*1152The Supreme Court providently exercised its discretion in denying that branch of the cross motion of the defendants Brian Mullen and Marybeth Mullen (hereinafter together the Mullens) which was to vacate a judgment dated March 11, 2009, pursuant to CPLR 5015 (a) (2). The Mullens failed to establish, inter alia, that the purportedly newly discovered evidence, a report of an alleged handwriting expert concluding that the alleged signature of Morris Zweig on a contract of sale dated July 15, 2004, that had been attached as an exhibit to the plaintiffs’ complaint was a forgery, could not have been discovered earlier through the exercise of due diligence (see Sicurelli v Sicurelli, 73 AD3d 735 [2010]; Vogelgesang v Vogelgesang, 71 AD3d 1132, 1133-1134 [2010]; Sieger v Sieger, 51 AD3d 1004, 1005 [2008]; Matter of State Farm Ins. Co. v Colangelo, 44 AD3d 868 [2007]). *1153The Supreme Court also properly denied that branch of the Mullens’ cross motion which was to vacate the judgment dated March 11, 2009, pursuant to CPLR 5015 (a) (3), as they failed to establish that the judgment was procured as a result of fraud, misrepresentation, or other improper conduct (see Matter of Johnson v New York City Dept. of Educ., 73 AD3d 927, 928 [2010]; Sicurelli v Sicurelli, 73 AD3d 735 [2010]; Matter of Tellez, 56 AD3d 678 [2008]).

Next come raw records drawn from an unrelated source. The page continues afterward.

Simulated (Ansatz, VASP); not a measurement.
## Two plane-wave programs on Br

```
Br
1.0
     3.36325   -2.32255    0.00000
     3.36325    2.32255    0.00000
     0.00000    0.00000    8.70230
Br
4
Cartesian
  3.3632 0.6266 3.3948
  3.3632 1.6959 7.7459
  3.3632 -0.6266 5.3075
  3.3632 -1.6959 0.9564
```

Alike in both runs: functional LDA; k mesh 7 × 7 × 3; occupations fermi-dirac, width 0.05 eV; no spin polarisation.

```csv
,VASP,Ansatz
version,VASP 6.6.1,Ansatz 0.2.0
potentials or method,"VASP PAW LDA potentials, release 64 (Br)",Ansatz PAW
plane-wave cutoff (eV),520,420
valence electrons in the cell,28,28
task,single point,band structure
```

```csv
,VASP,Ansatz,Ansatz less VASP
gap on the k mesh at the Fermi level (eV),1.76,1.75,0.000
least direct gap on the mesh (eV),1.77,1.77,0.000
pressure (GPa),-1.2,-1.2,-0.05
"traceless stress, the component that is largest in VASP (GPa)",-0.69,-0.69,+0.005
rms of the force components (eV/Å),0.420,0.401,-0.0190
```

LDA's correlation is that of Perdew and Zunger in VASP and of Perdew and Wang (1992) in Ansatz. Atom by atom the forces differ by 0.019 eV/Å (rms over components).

The Supreme Court also properly denied that branch of the Mullens’ cross motion which was to renew their motion for summary judgment dismissing the complaint insofar as asserted against them and their opposition to the plaintiffs’ motion for summary judgment on the first cause of action for specific performance of the contract of sale dated July 15, 2004, as they failed to set forth both “new facts not offered on the prior motion[s] that would change the prior determination” and a “reasonable justification for the failure to present such facts on the prior motion[s]” (CPLR 2221 [e] [2], [3]; see Bank of Am., N.A., USA v Friedman, 44 AD3d 696 [2007]; Yarde v New York City Tr. Auth., 4 AD3d 352, 353 [2004]; Johnson v Marquez, 2 AD3d 786, 788-789 [2003]; Riccio v Deperalta, 274 AD2d 384 [2000]). The Mullens failed to set forth a reasonable justification as to why they did not previously obtain the report of their alleged handwriting expert in time to submit it in support of their original cross motion or in opposition to the plaintiffs’ original motion, given that the contract of sale analyzed by their alleged expert was attached as an exhibit to the complaint in the instant action.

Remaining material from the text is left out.